Michael J. Casey is chairman of CoinDesk’s advisory board and a senior advisor of blockchain research at MIT’s Digital Currency Initiative.
No one seems to know what assumptions to use. Depending on what efficiency ratios we assume for currently operating ASIC mining rigs, they’re either consuming 35 terawatt-hours per year, the equivalent of Denmark, or something far less, closer perhaps to Bolivia. The stinginess of mining pools to provide information about their operations can be partly blamed for this.
We also don’t know how much of mining runs on low-carbon energy, such as the mining farms that use geothermal energy in Iceland or hydropower in Washington State. Surely that matters.
And then there’s the “compared to what?” question.
If bitcoin is to be assessed as an alternative to fiat currencies, banks and traditional payment systems, then we must consider the costs of securing those systems – the physical bank branches, the armored cars, the staff employed in fraud detection, and so forth.
While only a portion of those legacy costs goes to energy consumption, savings from foregoing those costs could be put toward constructive uses for humankind, such as building more renewable energy sources.
But then, what metric do we use to compare bitcoin to banks? Bitcoin is still a pipsqueak compared with the total value of fiat transactions, which still means its energy consumption is proportionately very high. Motherboard recently claimed that one bitcoin transaction uses as much electricity as the average house does in a week.
Still, we all know that transaction growth on the network has slowed due to congestion and a fixed block size. So, as rising bitcoin prices keep enticing miners to add more hashing power, the numerator is increasing while the denominator stays steady, resulting in a massive surge in per-transaction electricity.
And while that’s hardly a shining endorsement for bitcoin, it’s less of a critique of its energy efficiency than of its scaling challenges.
Which brings me to an even bigger gripe I have with the ill-defined bitcoin energy debate, which is that too many people assume that technology remains static, perhaps without thinking.
That’s a crazy assumption for an industry in which intense competition for block rewards and an open-source developer pool come together in a dynamic cauldron of development. Technological advances in both cryptocurrencies and energy are changing more rapidly than any of us can keep up with. We must keep that in mind.
On that note, point number one: Lightning is coming. While its payment channels solution isn’t specifically aimed at energy efficiency, if we think about the cost issue as a per-transaction metric, it could help making bitcoin less damaging to the environment – at least when assessed relative to its utility as a payments service.
Whether Lightning succeeds in encouraging more people to use bitcoin for small transactions, rather than hoarding it to capture price gains, remains to be seen. But if you compare what it costs to run the tiny amount of computer processing power to send peer-to-peer payments over a network of Lightning channels against those of the banking and infrastructure needed to process card payments over the Visa network, this future model for bitcoin starts to look far more efficient.

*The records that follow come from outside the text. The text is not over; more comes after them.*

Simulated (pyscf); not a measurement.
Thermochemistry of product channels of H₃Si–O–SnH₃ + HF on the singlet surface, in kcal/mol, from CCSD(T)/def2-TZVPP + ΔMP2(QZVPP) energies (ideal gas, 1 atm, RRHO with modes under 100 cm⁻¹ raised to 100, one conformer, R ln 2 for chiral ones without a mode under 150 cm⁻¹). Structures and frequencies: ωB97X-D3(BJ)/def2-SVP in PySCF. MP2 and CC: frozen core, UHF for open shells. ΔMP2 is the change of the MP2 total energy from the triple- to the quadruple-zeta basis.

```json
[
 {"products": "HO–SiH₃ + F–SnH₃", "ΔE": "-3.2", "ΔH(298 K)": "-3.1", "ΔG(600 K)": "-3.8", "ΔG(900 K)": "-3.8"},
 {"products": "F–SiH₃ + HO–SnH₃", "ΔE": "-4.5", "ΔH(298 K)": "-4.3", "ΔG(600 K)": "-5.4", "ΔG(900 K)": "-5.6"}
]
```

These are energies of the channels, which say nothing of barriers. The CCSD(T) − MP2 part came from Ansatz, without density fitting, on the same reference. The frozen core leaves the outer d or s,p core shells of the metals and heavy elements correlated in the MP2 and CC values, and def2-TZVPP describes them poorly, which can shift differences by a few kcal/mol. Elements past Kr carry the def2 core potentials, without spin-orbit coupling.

Point number two comes via Coin Center’s Peter Van Valkenburgh, who astutely argued that the more miners are enticed to compete for bitcoin – again, a function of its rising price – the more they are encouraged to seek ever-more efficient sources of power to boost margins and secure an advantage over others.
With the price of solar and wind energy in some places now at 2 cents per KwH or lower, that search will increasingly lead them in the direction of renewable sources.
Where the argument gets really interesting is when we assume that a rising bitcoin price will drive demand for hashing power so high that the network, as some alarmists say, will consume more power than the U.S. by 2019.
Bitcoin saves humanity?
If that happens, then it should not only incentivize miners to seek low-cost renewable energy, but also drive energy firms to work hard at developing solutions for them, with spillover benefits for the rest of the world.
In other words, the incentives that bitcoin demand puts in place could not only drive efficiency and green energy solutions in the crypto world but help to spur them in the wider economy too.
In retrospect, Van Valkenburgh’s point should have be blindingly obvious to all familiar with how Moore’s Law and the incentives of economic competition have driven technology toward greater efficiency for the past 50 years.
It wasn’t obvious because, as I mentioned, people tend to think in terms of a stasis. They fail to see the dynamic feedback loops generated by rapidly changing technologies such as bitcoin.
This, I think is the most important lesson from the many debates that roil the bitcoin community.
In an industry where technological change – rapid, relentless technological change – is the only constant, any debate about the future must acknowledge it as a variable.